The next set of stories are all part of the hypothesis testing phase.  These stories include any development work required to test the hypothesis, any data collection required, running the tests, and analyzing the results.   If the hypothesis proves false the team should circle back to the background research phase and continue on with the process.

The final phase in this framework is only relevant when a hypothesis is proven to be true.   This phase contains multiple stories including any communication or publishing of results, IP protection, and a handoff to whomever might be building the final product (which might be the same team).   The final handoff story should also be a spike and the acceptance criteria should include the user stories required for the production deployment.

BOUNDING AN UNBOUNDED PROJECT

Now how do you go about making sure research stories don’t go on forever?  How do you bound T and M?  And how do you communicate the cost / value trade offs with management?

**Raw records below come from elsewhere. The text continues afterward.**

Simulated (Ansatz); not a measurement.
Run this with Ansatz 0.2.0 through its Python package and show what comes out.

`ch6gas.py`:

I have found that the previously described framework only works if you apply the following guidelines in conjunction.  Specifically

  1. For any research project to be considered we must have enough information for the project to pass the “sniff test” (i.e. Is it possible in a reasonable amount of time and does it make business sense).
  2. The initial estimate for research projects are based on the expected number of hypothesis iterations and the cost must be inline with the expected project value (i.e. if the research is perceived to have large value it may be worth iterating for a long time).
  3. If the number of hypothesis iterations exceeds the original cost the cost/benefit analysis must be revisited and the project should be canceled if the cost has exceeded expected value.
CONCLUSION

What I have presented here is a process by which you can take an unbounded research project and place a structure around it that will work in companies using an agile development methodology.  Besides allowing research projects to function in an agile organization this framework also provides a method for bounding research problems and communicating the cost / benefit trade offs to management and other relevant parties.   For those who have faced similar issues integrating research oriented projects into an agile culture I hope this methodology provides some ideas on how you can better integrate research into your processes.